Whether they’re defending their creations behind courtroom doors, actually building innovative and competitive new products, or simply mocking one-another in ridiculous TV ads — there’s no argument that Apple and Samsung have often been at each-other’s throats in their bids to woo consumers.

Samsung’s latest effort to try and beat Apple at its own game may have been revealed in a new patent application that was published by the U.S. Patent and Trademark Office earlier this month, as Patent Apple reports.

Samsung Motion-Based UI

Samsung is looking into creating a new User Interface (UI) mode for its future devices, according to the USPTO documents, allowing a touchscreen device like a smartphone or tablet to work with a predominantly motion-based UI.

“A portable device comprises a display unit; a sensor unit for sensing a user’s motion; and a processor configured to control,” Patently Apple states. “If the user’s motion is sensed by the sensor unit,” the display could engage a User Interface (UI) mode “corresponding to a type of the sensed motion.”

Air Gestures

For example, Samsung’s Patent FIGS 4A through 4D, shown above, are meant to illustrate the proximity UI mode in action, while  FIG 5 is meant to illustrate a theoretical method of interaction with the proximity UI mode.

What Would This Technology Mean for Me?

It’s certainly interesting to see Samsung dabbling in this new and burgeoning area of technology. Apple has been granted multiple patents covering similar gesture-based input methods — not only for future iPhone devices, but also for other upcoming gadgets like the wearable Apple Glass eyewear.

Motion gestures may very well be the future of how we interact with everyday devices like our phones, tablets, computers and more.

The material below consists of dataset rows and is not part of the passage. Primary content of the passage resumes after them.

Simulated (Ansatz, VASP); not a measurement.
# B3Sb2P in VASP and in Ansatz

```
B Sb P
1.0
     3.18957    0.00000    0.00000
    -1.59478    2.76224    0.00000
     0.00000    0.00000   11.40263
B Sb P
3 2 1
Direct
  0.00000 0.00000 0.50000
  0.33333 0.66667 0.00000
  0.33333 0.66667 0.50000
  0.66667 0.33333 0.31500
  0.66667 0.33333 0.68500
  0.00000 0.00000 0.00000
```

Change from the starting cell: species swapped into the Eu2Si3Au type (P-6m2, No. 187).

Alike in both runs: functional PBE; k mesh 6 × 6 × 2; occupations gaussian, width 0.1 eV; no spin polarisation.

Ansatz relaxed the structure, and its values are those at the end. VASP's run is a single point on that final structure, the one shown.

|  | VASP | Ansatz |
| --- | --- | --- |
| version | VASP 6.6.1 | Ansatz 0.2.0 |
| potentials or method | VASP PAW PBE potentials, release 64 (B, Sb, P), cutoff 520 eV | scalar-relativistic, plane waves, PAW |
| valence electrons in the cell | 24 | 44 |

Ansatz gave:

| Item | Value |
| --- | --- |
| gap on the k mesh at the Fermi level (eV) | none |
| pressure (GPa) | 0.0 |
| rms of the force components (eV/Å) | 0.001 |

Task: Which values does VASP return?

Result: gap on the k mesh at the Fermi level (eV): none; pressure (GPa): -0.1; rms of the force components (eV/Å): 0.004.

And while motion-based input is likely not going to replace the more traditional capacitive, finger-based input method anytime soon, it’ll certainly be interesting to see how Apple and Samsung ultimately come to incorporate these futuristic features into their future devices.

What’s clear from Samsung’s patent filing, which can be viewed and combed through in exhaustive detail over on Patent Apple, is that the Galaxy-maker is still hard at work — preparing for a complex future that may even feature more epic court battles, as the global tech-titans try to innovate their way to the future.